Optimization and evaluation of radially interconnected versus bifurcating flow distributors using computational fluid dynamics modelling.

Journal of chromatography. A

E Davydova, S Deridder, S Eeltink, G Desmet, P J Schoenmakers

Affiliations

  1. Analytical Chemistry Group, Van't Hoff Institute for Molecular Sciences, University of Amsterdam, PO Box 94157, 1090 GD Amsterdam, The Netherlands. Electronic address: [email protected].
  2. Vrije Universiteit Brussel (VUB), Department of Chemical Engineering, 1050 Brussels, Belgium.
  3. Analytical Chemistry Group, Van't Hoff Institute for Molecular Sciences, University of Amsterdam, PO Box 94157, 1090 GD Amsterdam, The Netherlands.
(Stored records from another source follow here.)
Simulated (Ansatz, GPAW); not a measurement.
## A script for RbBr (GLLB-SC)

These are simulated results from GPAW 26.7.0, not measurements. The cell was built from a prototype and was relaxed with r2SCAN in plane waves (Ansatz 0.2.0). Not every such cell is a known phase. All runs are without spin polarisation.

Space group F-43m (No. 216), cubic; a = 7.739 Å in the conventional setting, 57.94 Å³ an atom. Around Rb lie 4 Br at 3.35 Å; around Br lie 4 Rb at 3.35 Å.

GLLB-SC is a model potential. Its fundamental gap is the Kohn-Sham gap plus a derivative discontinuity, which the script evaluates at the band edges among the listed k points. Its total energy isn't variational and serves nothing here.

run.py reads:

PMID: 25591402 DOI: 10.1016/j.chroma.2014.12.063

Abstract

Two main groups of flow distributors, viz. "bifurcating distributors" (BF) and "radially interconnected distributors" (RI), as well as some hybrid distributors were investigated. Computational fluid dynamics was used to evaluate the performance of the distributors and to establish the design yielding the most uniform velocity field and the smallest variance for the bands emerging from the distributor. A minimum channel width of 100 μm was considered to allow the use of micro-milling techniques for chip fabrication. The main factors that influenced the values of band variances were identified. The performance of the distributors was found to correlate most strongly with the volume of the flow distributors. The separation bed should be positioned immediately after, but not against the flow distributor. It was concluded that BF distributors perform best in terms of band variance. The values of band variances for the BF distributor decreased with increasing angle between bifurcation branches and the lowest value of about 0.01 mm(2) was found for α=175°. Both BF and RI flow distributors were found to perform reasonably well when imperfections were present in the structure. However, severe blockages (exceeding 75% of the cross-sectional area and length) of channels in, especially, BF flow distributors may jeopardize their performance.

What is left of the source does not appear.